Perhaps only after we’ve done something substantially wrong or harmful, do we realize the full importance of Rumi’s field, that exists beyond ideas of wrongdoing and rightdoing. Rumi’s field becomes the place of salvation when your own self-concept has been ground to dust, and the humility born out of this process makes you wake up to the world in a different way.

A dear friend recently sent me this On Being blog post, written by the Quaker elder, Parker Palmer called, “Meaning Changes as Life Unfolds.” He begins the post with the poem, “Thanks Robert Frost,” by David Ray, which starts like this: 

Do you have hope for the future?
someone asked Robert Frost, toward the end.
yes, and even for the past, he replied,
that it will turn out to have been all right
for what it was, something we can accept,
Mistakes made by the selves we had to be,
Not able to be, perhaps, what we wished...

Palmer, who was in his mid-seventies when he wrote this post, reflected on the poem saying, “The past isn’t fixed and frozen in place. Instead, its meaning changes as life unfolds…I’ve made mistakes and often failed to live up to my aspirations, but I don’t need to look back with regret. Instead, I can see all my mess-ups as humus or compost for the growing I needed to do.”

I quite agree with Palmer, that the past isn’t fixed or frozen. Only, since the advent of social media we have a new format for publicly crystallizing snapshots of our history that can make it harder to thaw out the past and move forward.

I was on the job search this spring. The faculty in my grad program advised us all to “clean up” our online footprint. This is pretty basic advice. In the past mistakes and transgressions weren’t so heavily documented. Privacy was possible, and as such future employers could only judge you on the limited information you chose to share with them. Now, we’ve collectively ceded privacy (for the most part) in order to participate in social media, and windows into our lives and our pasts are more accessible than ever.

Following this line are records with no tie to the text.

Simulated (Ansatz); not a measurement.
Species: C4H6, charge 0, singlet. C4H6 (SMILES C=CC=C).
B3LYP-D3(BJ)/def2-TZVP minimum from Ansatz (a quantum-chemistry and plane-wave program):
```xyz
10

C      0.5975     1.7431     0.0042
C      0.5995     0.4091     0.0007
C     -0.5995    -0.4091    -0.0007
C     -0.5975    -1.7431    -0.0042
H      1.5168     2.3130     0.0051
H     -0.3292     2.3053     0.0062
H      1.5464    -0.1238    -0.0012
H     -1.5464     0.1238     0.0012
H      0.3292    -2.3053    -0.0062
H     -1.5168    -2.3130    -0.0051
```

Just a couple of weeks ago, the NY Times published an article stating that new technology had allowed them to see through the brown paper Anne Frank had pasted over two pages of her diary that she’d wanted to keep hidden. An example of digital tentacles reaching deeper into the carbon world. 

Following Facebook’s recent privacy violation and subsequent knuckle wrapping, I’ve been getting emails from various online services all spring telling me how they care about my privacy and what they are doing to update their settings. Fine. The truth is, I don’t buy it. There is no such thing as true security in the carbon world, and thus it follows that I have a hard time imagining that there could ever be true security in the digital world. Part of the human experience is fundamental insecurity and uncertainty and change. I don’t think we as a culture have any capacity to contain the digital world. 

I used to rail against technology and social media. It was my soap box issue. I clung tenaciously to my flip phone until 2015 and had a several year sabbatical from social media. And then I stopped swimming upstream, because there were ways in which it was isolating me from people I loved and from the world I live in.

I no longer spend so much time or energy wishing for a way to return to yesteryear when technology was less ubiquitous and social media didn’t exist. Instead, I hope that alongside all the darkness that I so easily can see attached to this digital dawn, that there is also a real capacity for human growth. Most of us are self-publishing a public diary of sorts these days through our social media accounts. And most of us are trying to curate a very positive spin on our lives. While there are a few brave souls willing to be more vulnerable and share the full scope of their experience, I believe that with time, even those of us who have curated a shiny, happy review of our lives will look back, and our pasts will give us pause.

Facebook launched fourteen years ago. The initial users can scroll back to 2004 and see the benign, “what was I wearing?” mistakes to the more significant questionable things they wrote or captured in photos years ago. And perhaps as this experience becomes more universal, we as a culture get to move closer to Rumi’s field, which is the place of ultimate forgiveness. Perhaps we get to view our past selves, in a more charitable way, like Parker Palmer. And instead of cringing at our faux-pas or shrinking with guilt or shame from the things we once did that now feel unconscionable, we get to be kinder to our past selves, and to the past selves of people around us, precisely because we get to see that mistakes are universal. And maybe instead of mistakes making us shrink they will be, as Palmer suggests, "humus or compost for the growing we need to do." 

It feels like we’ve got a ways to go before we arrive to Rumi’s field. We are living in a call out culture at the moment, where mistakes can crucify you, and it’s never been easier to make a public mistake. There is a reckoning underway that is vital, only all too often it feels devoid of forgiveness.

Forgiveness starts at home, at the level of your own life. I wrote a blog post two years ago called, “Regrets,” where I talked about the things I had done in my life that made me ashamed to remember. The ways in which I’d hurt myself or someone else. In his blog post, Palmer writes, “Regret shuts life down. Humility opens it up.” Perhaps my own growth gets to be setting those old regrets down. Letting them rest. Truly believing, that they were “mistakes made by the self I had to be, Not able to be perhaps, what I wished.” That those mistakes were grist for the mill, shaping me into the person I am today. That the mill grinds on, and that my future self perhaps won't just grudgingly accept my present self, but will be grateful for who I am today, mistakes and all.